Power! Realize it or not, recognize it or not, you have power and you use it daily.
For example, if you are a parent, you exercise power. If you have responsibility at the workplace affecting others under you, you have power. It is obvious that some have more power than others and that there is a clear structural hierarchy of power in any society. What may not be so obvious is that we all exercise power over someone at various times and circumstances in our lives, and we all have a certain amount of personal power, wherever we may find ourselves in the social hierarchy of power.
And that’s why we get into power struggles. What’s a “power struggle”? It’s a battle of the wills. It’s a stand-off as to who is going to get his/her way. It might play out in direct defiance to authority or passive resistance to outside pressure. It can be direct or indirect, aggressive or passive, militant or peaceful. But it is still a question of who is going to have the last word, the final say, or determine the end result.
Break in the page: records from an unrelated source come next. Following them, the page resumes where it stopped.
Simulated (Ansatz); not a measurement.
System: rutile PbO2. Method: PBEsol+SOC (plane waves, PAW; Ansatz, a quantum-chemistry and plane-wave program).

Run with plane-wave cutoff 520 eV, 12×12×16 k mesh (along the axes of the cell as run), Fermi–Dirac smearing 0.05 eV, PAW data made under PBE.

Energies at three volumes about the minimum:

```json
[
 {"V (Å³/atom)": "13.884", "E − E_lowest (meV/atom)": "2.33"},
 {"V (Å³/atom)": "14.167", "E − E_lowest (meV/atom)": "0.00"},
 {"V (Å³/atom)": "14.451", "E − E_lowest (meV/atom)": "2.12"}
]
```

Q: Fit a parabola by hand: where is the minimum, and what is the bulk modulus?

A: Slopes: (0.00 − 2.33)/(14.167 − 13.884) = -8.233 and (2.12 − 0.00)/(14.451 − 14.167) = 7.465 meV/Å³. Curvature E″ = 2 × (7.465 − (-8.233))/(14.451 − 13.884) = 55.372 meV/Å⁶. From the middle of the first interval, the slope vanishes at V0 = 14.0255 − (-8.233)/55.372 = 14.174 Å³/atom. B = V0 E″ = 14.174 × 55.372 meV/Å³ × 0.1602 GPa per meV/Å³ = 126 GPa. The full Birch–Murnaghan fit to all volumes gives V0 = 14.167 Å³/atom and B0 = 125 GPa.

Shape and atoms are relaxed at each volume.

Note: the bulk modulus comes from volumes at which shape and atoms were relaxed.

When we want our way badly enough we’re often tempted to use sheer force, if we can get away with it. For, resorting to naked power is the easiest way to get something done, that is, to get someone to do something we want them to do. Demand, order, command, and make it so! Ordering someone to do something gets the deed done, quickly, effectively, and efficiently—that’s why the military, for example, is run by strict lines of command. This kind of use of power, however, seldom serves the interpersonal relationship well. (For example, consider the parent/child relationship—especially when the kids become teens.)
Of course there are places and times in which simple military type commands and demands are in order and are expected and required, whether at work or at play: “Take care of that. See that this gets done. Fix it. Do this, get that.” Simple commands, no questions asked, no explanation required. Follow instructions and do as you’re told. That’s how it works in a chain of command situation at work, at home, or on the playing field. And that’s why power is structured and well-marked in most social circumstances: titles and uniforms, badges of authority, authorized positions, and other signifiers of power.
But as we all know, power can be abused and anyone with power tends to do so. It seems to be human nature to move in the direction of abusing power. Consider our most recent concern over police power and their quick use of firearm against inner-city black youth. Hence, there is a reason why our governmental system is one of “Checks and Balances”!
I think it is safe to say that people who are given much power over others need to be regularly “checked” (thinking of “checks and balances”) in order to avoid the abuse of that power. Furthermore, we should not only monitor the obvious offices and positions that use power to get their work done, such as police, politicians, and military personnel, but those who have and wield the more subtle power of monetary influence, including huge financial institutions, that directly or indirectly affect our nation’s economic health and well being.
Power is both authorized and assumed. Authorized power comes from taking on certain roles or positions. Police officers have authorized power. Assumed power comes from one’s own inner strength, will, and charisma. There is usually a constant interplay of mutual reinforcement between the two sources of power within any given individual. Individuals that fail to recognize acknowledge or own their power are most apt to unintentionally side-step appropriate lines of accountability and thus tend to abuse their unacknowledged power. Individuals who do acknowledge and recognize their power while deliberately avoiding open lines of accountability for its use are surely abusing it. In either case, the result is the lack of true accountability of power and the inevitable abuse of that power. Individuals in positions of power not only need to recognize and own the power that they have, they also need to accept avenues of accountability for its use.
Power has purpose. There is always intention behind one’s use of power. To what end should human personal and/or political (social) power be used? Answer: personal and social (positional) power should be used for the good—to benefit those directly and indirectly affected by one’s use of power, including one’s self. This is in contrast to power that is used for selfish, self-serving, egotistical, and egocentric purposes and ends. Thus, when one is in a professional position of power, one must exercise that power for professional purposes—for the good of society, his or her community—and seldom, if ever, use it for personal gain or personal satisfaction.
Thus, the good exercise of power does not seek to merely control others. Rather, it seeks to enhance and empower others to be better and do better, to become more empowered to excel and do well and to positively contribute to the collective good—at work, at play, or at home.
And so, for example, on a personal level, when we want someone to do something for us or with us, we would seldom say that we want them to do so out of a motivation of fear or guilt or shame or mere obligation to us. This is what the bad exercise of force leads to, when used to control others. It may get the effect one wants—the desired “obedience,” but the so-called obedience or compliance then comes with anger and resentment in the person so controlled. This kind of use of power is self-defeating and is often eventually challenged. It damages the true cohesiveness of society and community. The use of naked power to control others never builds a healthy community. On the other hand, the wise use of power, in a context of open and reciprocated accountability, invites others to self-empowerment to freely choose that which is productive, good, and constructive. That is personal power well used for the collective good. This is what all politicians, financial money barons, and military/police force types should never forget.